Anderson says that if the December contract price stays above $5 early this week, the “price target” for growers will be $5.50. He points out that since Sept. 8, the Chicago Board of Trade (CBOT) December corn contract price increased from $3.02/bu. to a peak of $4.13. “The corn contract closed at $3.66 on Friday,” he says. “The $1.11 price increase was mostly fund buying and the 47¢ decline was mostly due to fund selling.

“It is interesting that market analyst reports seemed to switch from minor yield and quality impact for the wet October to a belief that yield and quality reduction may be significant. The general opinion appears to be that pipeline (marketable) corn supply may remain tight for the next month or so. But, total corn supply will be higher in 2009-2010 than in 2008-2009.”

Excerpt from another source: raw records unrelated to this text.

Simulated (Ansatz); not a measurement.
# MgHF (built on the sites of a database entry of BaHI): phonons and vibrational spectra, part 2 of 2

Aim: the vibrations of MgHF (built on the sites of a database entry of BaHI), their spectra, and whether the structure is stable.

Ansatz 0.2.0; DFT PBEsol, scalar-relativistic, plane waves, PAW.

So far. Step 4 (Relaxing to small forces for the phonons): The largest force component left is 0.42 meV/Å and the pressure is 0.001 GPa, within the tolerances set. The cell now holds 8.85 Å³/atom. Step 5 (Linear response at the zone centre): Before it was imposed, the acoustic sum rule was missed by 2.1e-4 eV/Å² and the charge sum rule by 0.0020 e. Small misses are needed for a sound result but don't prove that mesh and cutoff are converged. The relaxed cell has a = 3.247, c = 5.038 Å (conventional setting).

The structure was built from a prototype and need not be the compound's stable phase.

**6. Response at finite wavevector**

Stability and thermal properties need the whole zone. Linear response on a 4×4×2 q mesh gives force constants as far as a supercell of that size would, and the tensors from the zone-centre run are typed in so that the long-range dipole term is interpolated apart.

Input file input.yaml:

He says there are also some concerns about delayed plantings of hard red winter and soft red winter wheat. “The problem with converting these concerns to higher prices is that hard red winter wheat ending stocks are expected to increase 138 million bushels in 2007-2008 to 354 million in 2009-2010,” he says. “Soft red winter wheat ending stocks are expected to increase from 55 million to 162 million. World wheat ending stocks are expected to increase to 6.9 billion bushels from 4.5 billion bushels.

“When world wheat stocks are 1.4 billion bushels above the five-year average, it is hard to get excited about wheat, or the lack of, that will be not be harvested until next June and July. If you can't risk lower prices, sell some or all of your wheat. If you have a marketing plan, continue to follow it. If you do not have a plan, consider selling some wheat on 20¢ rallies.”

He says prudent decision makers often spread risk over time, adding, however, that growers may want to sell their remaining wheat in November and early December because “there is now about 50¢ downside risk and 60¢ upside potential.”